Drewster727 commented 5 years ago

Update: Digging around I found KAFKA_HEAD_OPTS being set via kafka-run-class.sh:

# Memory options
if [ -z "$KAFKA_HEAP_OPTS" ]; then
  KAFKA_HEAP_OPTS="-Xmx256M"
fi

I updated my environment vars to:

export KAFKA_OPTS="$KAFKA_OPTS -javaagent:/opt/scripts/prometheus/jmx_prometheus_javaagent-0.11.0.jar=8081:/opt/scripts/prometheus/kafkaMon.yaml"

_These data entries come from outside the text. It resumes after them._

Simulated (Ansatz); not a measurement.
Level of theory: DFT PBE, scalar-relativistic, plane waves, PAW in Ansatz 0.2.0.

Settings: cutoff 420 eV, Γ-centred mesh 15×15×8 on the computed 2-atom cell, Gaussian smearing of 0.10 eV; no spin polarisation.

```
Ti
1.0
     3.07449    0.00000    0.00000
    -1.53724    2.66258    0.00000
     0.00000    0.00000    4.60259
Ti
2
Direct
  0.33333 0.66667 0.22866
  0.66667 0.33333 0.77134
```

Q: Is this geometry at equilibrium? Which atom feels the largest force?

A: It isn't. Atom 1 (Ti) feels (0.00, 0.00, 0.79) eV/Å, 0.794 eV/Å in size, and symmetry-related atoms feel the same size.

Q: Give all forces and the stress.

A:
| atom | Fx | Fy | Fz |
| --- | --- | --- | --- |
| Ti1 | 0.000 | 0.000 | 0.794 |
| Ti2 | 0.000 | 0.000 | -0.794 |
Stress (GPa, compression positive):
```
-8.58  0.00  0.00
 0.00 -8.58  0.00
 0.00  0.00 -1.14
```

export KAFKA_HEAD_OPTS="-Xms512m -Xmx1g"

That does resolve the OOM errors, but still getting:

Exception in thread "main" java.lang.reflect.InvocationTargetException
        at sun.reflect.NativeMethodAccessorImpl.invoke0(Native Method)
        at sun.reflect.NativeMethodAccessorImpl.invoke(NativeMethodAccessorImpl.java:62)
        at sun.reflect.DelegatingMethodAccessorImpl.invoke(DelegatingMethodAccessorImpl.java:43)
        at java.lang.reflect.Method.invoke(Method.java:498)
        at sun.instrument.InstrumentationImpl.loadClassAndStartAgent(InstrumentationImpl.java:386)
        at sun.instrument.InstrumentationImpl.loadClassAndCallPremain(InstrumentationImpl.java:401)
Caused by: java.lang.IllegalArgumentException: Collector already registered that provides name: jmx_exporter_build_info
        at io.prometheus.jmx.shaded.io.prometheus.client.CollectorRegistry.register(CollectorRegistry.java:54)
        at io.prometheus.jmx.shaded.io.prometheus.client.Collector.register(Collector.java:139)
        at io.prometheus.jmx.shaded.io.prometheus.client.Collector.register(Collector.java:132)
        at io.prometheus.jmx.shaded.io.prometheus.jmx.JavaAgent.premain(JavaAgent.java:51)
        ... 6 more

I found a separate post indicating the collector has already been registered. Why would it be stating this? I'm only executing/starting it once, and only one javaagent.

Drewster727 commented 5 years ago

Update #2: This fixed it for me:

export KAFKA_OPTS="-javaagent:/opt/scripts/prometheus/jmx_prometheus_javaagent-0.11.0.jar=8081:/opt/scripts/prometheus/kafkaMon.yaml"
export KAFKA_HEAD_OPTS="-Xms512m -Xmx1g"

note that I removed the $KAFKA_OPTS from the beginning... it was causing the javaagent to get registered twice.

Hope this helps someone!

-Drew

geopamplona commented 5 years ago

i have the same error and same solution (iam using 0.12.1 version), but i have problems when access zookeeper console or other tools that interact with kafka broker.. imagen do you solve this problem definitely? should i use KAFKA_JMX_OPTS?